Bartosz Milewski Missing post

Jason House jason.james.house at gmail.com
Wed May 27 15:59:08 PDT 2009


Tim Matthews Wrote:

> 
> This may seem slightly OT but in your blog "I will use syntax similar to 
> that of the D programming language, but C++ and Java programmers 
> shouldn’t have problems following it."
> 
> 
> class MVar<T> {
> private:
>      T    _msg;
>      bool _full;
> public:
>      // put: asynchronous (non-blocking)
>      // Precondition: MVar must be empty
>      void put(T msg) {
>          assert (!_full);
>          _msg := msg; // move
>          _full = true;
>          notify();
>      }
>      // take: If empty, blocks until full.
>      // Removes the message and switches state to empty
>      T take() {
>          while (!_full)
>              wait();
>          _full = false;
>          return := _msg;
>      }
> }
> auto mVar = new MVar<owner::self, int>;
> 
> Why not MVar!(owner::self, int)? Why go back to ambiguous templates? 
> Apart from the move operator it looks like c++ to me. Sorry if this 
> doesn't make sense but I've missed a few previous posts.

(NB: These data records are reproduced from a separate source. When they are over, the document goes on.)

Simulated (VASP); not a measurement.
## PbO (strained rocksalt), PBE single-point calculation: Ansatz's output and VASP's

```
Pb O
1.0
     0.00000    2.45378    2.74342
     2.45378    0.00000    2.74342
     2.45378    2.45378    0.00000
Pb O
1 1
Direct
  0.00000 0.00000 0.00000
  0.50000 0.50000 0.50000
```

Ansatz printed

Don't read into it. I took it as being more readable for non-D users. Angle brackets show up in C++ templates, Java generics, and C# generics. IMHO, <> is more recognizable, even for those that don't code in any of the languages mentioned. D's syntax is good, just not wide spread. 

Notice the lack of a template<typename T> that's required for C++, instead, the template argument is after the class name. There's also no constrictor or initializers which would be bugs in C++. It still looks like tweaked D code.